Re: Draft for basic NUMA observability

From: Patrick Stählin <me(at)packi(dot)ch>
To: Jakub Wartak <jakub(dot)wartak(at)enterprisedb(dot)com>, PostgreSQL Hackers <pgsql-hackers(at)postgresql(dot)org>
Cc: Tomas Vondra <tomas(at)vondra(dot)me>, Bertrand Drouvot <bertranddrouvot(dot)pg(at)gmail(dot)com>, Andres Freund <andres(at)anarazel(dot)de>, Alvaro Herrera <alvherre(at)alvh(dot)no-ip(dot)org>, Nazir Bilal Yavuz <byavuz81(at)gmail(dot)com>
Subject: Re: Draft for basic NUMA observability
Date: 2025-07-25 18:06:39
Message-ID: 3d8bccef-1395-40ec-bc3d-cccd1882227a@packi.ch
Views: Whole Thread | Raw Message | Download mbox | Resend email
Thread:
Lists: pgsql-hackers

Hi Jakub

On 7/24/25 10:01 AM, Jakub Wartak wrote:
> On Tue, Jul 22, 2025 at 11:30 AM Patrick Stählin <me(at)packi(dot)ch> wrote:
>>
>> Hi!
>>
>> On 4/7/25 11:27 PM, Tomas Vondra wrote:
>>>
>>> I've pushed all three parts of v29, with some additional corrections
>>> (picked lower OIDs, bumped catversion, fixed commit messages).
>>
>> While building the PG18 beta1/2 packages I noticed that in our build
>> containers the selftest for pg_buffercache_numa and numa failed. It
>> seems that libnuma was available and pg_numa_init/numa_available returns
>> no errors, we still fail in pg_numa_query_pages/move_pages with EPERM
>> yielding the following error when accessing
>> pg_buffercache_numa/pg_shmem_allocations_numa:
>>
>> ERROR: failed NUMA pages inquiry: Operation not permitted
>>
>> The man-page of move_pages lead me to believe that this is because of
>> the missing capability CAP_SYS_NICE on the process but I couldn't prove
>> that theory with the attached patch.
>> The patch did make the tests pass but also disabled NUMA permanently on
>> a vanilla Debian VM and that is certainly not wanted. It may well be
>> that my understanding of checking capabilities and how they work is
>> incomplete. I also think that adding a new dependency for the reason of
>> just checking the capability is probably a bit of an overkill, maybe we
>> can check if we can access move_pages once without an error before
>> treating it as one?
>>
>> I'd be happy to debug this further but I have limited access to our
>> build-infra, I should be able to sneak in commands during the build though.
>
>
> Hi Patrick,
>
> So is it because the container was started without CAP_SYS_NICE so
> even root -> postgres is not having this cap? In my book container
> would be rather small and certainly single container wouldn't be
> spanning multiple CPU sockets, so I would just disable libnuma, anyway
> if I do on regular VM:
> [...]

This is just for the build-env but it runs the selftest and this fails
then. The containers this is running in prod is a totally different
setup and there the numa calls actually work. Disabling it may be an
option but it would be nice to detect that we can't access it at runtime.
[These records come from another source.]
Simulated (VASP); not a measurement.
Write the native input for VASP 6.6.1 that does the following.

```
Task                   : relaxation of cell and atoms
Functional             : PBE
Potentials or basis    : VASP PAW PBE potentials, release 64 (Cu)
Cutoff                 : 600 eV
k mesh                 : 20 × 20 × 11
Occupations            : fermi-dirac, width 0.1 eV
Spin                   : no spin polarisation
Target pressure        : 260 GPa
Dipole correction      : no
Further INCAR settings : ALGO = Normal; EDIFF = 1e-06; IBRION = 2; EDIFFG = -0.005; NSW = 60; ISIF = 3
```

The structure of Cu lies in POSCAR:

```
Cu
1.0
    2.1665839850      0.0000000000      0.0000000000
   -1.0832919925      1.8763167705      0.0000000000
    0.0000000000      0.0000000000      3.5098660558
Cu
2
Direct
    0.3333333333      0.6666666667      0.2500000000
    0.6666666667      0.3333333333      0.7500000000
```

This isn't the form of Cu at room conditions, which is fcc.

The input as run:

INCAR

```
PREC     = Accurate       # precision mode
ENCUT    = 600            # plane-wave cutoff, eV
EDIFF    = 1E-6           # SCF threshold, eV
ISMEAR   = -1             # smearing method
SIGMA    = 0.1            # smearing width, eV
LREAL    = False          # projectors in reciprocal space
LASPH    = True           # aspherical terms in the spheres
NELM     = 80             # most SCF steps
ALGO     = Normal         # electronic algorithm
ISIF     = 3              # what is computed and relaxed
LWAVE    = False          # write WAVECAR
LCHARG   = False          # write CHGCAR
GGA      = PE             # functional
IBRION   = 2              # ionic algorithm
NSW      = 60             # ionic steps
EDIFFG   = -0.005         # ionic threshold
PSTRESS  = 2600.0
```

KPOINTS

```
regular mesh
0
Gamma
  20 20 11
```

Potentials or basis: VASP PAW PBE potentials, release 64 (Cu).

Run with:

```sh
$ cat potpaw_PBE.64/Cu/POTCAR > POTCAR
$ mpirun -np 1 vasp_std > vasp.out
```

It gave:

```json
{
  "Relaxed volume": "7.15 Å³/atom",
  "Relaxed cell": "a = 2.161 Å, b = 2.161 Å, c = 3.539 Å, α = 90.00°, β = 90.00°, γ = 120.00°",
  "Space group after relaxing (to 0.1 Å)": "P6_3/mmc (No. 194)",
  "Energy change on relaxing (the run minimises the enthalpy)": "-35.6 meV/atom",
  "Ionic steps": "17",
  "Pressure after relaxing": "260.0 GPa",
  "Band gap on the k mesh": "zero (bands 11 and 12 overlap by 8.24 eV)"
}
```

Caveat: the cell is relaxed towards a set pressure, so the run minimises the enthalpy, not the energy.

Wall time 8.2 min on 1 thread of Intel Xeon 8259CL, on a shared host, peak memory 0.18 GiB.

> Can you provide exact details about this container technology?

We use podman to set everything up.

> Can you provide /usr/sbin/capsh --print just before starting PG there?
> Maybe this is more cgroup/cpuset somehow related too?

Here is the output, it seems that cap_sys_nice is missing from the
bounding set:

+ /usr/sbin/capsh --print
Current: =
Bounding set
=cap_chown,cap_dac_override,cap_fowner,cap_fsetid,cap_kill,cap_setgid,cap_setuid,cap_setpcap,cap_net_bind_service,cap_sys_chroot,cap_setfcap
Ambient set =
Current IAB:
!cap_dac_read_search,!cap_linux_immutable,!cap_net_broadcast,!cap_net_admin,!cap_net_raw,!cap_ipc_lock,!cap_ipc_owner,!cap_sys_module,!cap_sys_rawio,!cap_sys_ptrace,!cap_sys_pacct,!cap_sys_admin,!cap_sys_boot,!cap_sys_nice,!cap_sys_resource,!cap_sys_time,!cap_sys_tty_config,!cap_mknod,!cap_lease,!cap_audit_write,!cap_audit_control,!cap_mac_override,!cap_mac_admin,!cap_syslog,!cap_wake_alarm,!cap_block_suspend,!cap_audit_read,!cap_perfmon,!cap_bpf,!cap_checkpoint_restore
Securebits: 00/0x0/1'b0 (no-new-privs=0)
secure-noroot: no (unlocked)
secure-no-suid-fixup: no (unlocked)
secure-keep-caps: no (unlocked)
secure-no-ambient-raise: no (unlocked)
uid=2000(buildkite-agent) euid=2000(buildkite-agent)
gid=2000(buildkite-agent)
groups=2000(buildkite-agent)
Guessed mode: HYBRID (4)

> Anyway, there is a simpler way to make the tests pass if that's what
> you are after. We do have
> contrib/pg_buffercache/sql/pg_buffercache_numa.sql which is expected
> to match outputs in pg_buffercache_numa.out OR (!)
> pg_buffercache_numa_1.out. We could just handle this edge case by
> adding pg_buffercache_numa_2.out too probably (which would just
> contain semi-valid scenario for "ERROR: failed NUMA pages inquiry:
> Operation not permitted")

Ah, didn't know that was a possibility. Until this sees more usage than
just querying the state, this may be a nice workaround. If this is more
wide-spread we probably need something a bit more robust for the
detection. I already patch out the tests for our build-env so for me
it's "solved" but that is certainly not a proper solution.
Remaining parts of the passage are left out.